Skip to main content

Throughout the ten plus years of our crowdsourcing project, Making History: Transcribe, we have had many conversations with our volunteers about emerging technologies and whether or not they could be useful in making our digitized records more accessible. Outside of the tech tools embedded in the transcription software FromthePage, which are always evolving and advancing, we sometimes use computer applications such as OpenRefine to ensure that we present the best possible data and digital humanities programs to help us explore the resulting information gleaned from full text transcriptions and indices.

Recently, the focus on AI has brought renewed interest in how machine learning might be used in transcription of handwritten historical documents as well as other library and archives related work. We have used Optical Character Recognition (OCR) for many years. It is because of OCR that we are easily able to search scanned items that have typewritten characters, such as the newspapers on Virignia Chronicle. But as anyone who has joined us for a Transcribe-a-thon knows, even OCR is not foolproof. Despite typewritten/printed words being more uniform, there are still instances where the variations can confuse OCR.

That being the case, imagine how much more work is needed to create an HCR, or Handwriting Character Recognition program. The variety in handwriting is seemingly endless, with people sometimes writing the same character differently depending on its place in a word. English handwriting styles have not stayed consistent through the years. Transcribers are often stumped when they encounter the “long S” for the first time because our modern eyes see it as the letter “f” instead. We have heard about the large language models that AI needs in order to predict an accurate natural language response to a prompt. How many more examples of human handwriting might a model need to be able to ensure a reasonable amount of accuracy on any English language historical document?
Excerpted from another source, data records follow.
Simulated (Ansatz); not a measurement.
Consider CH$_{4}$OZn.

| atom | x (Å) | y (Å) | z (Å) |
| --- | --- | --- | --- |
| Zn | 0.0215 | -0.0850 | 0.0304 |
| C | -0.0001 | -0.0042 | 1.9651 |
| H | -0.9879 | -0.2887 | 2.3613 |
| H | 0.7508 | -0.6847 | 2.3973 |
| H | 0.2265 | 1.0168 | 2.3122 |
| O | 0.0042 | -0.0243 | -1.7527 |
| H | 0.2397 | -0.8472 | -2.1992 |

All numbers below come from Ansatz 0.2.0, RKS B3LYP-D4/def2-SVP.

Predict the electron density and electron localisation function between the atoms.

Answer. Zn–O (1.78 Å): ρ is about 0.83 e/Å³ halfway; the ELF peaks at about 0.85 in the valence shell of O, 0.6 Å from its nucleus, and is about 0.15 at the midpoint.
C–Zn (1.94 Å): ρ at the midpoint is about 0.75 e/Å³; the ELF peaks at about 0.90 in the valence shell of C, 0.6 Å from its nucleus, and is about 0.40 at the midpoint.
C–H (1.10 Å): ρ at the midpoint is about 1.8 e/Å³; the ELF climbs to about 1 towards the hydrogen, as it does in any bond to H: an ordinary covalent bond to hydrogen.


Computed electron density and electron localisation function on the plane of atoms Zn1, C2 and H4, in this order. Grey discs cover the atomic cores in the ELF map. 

That doesn’t mean people aren’t trying, but the best results are often achieved only if you have a big enough collection that you can train the model to be an expert on that one specific person’s handwriting. We might get there some day, but for now and for Making History: Transcribe, using people to crowdsource transcription is still the most efficient way.

Using Text to Image Prompts to ``Handwrite Virginia`` Often Yields Interesting Results

Our volunteers have also inquired about using Speech-To-Text software so they can read the document out loud as they decipher the text. We have never said no to this approach, but we find that the majority of the time, it isn’t as helpful as volunteers have envisioned. FromThePage does not allow text-to-speech directly into the text boxes on the website but it is possible to cut and paste from another document. Other obstacles such as navigating the fields in a form-based transcription or not knowing how to pronounce some of the Latin phrases common in many old court documents can also slow down the process.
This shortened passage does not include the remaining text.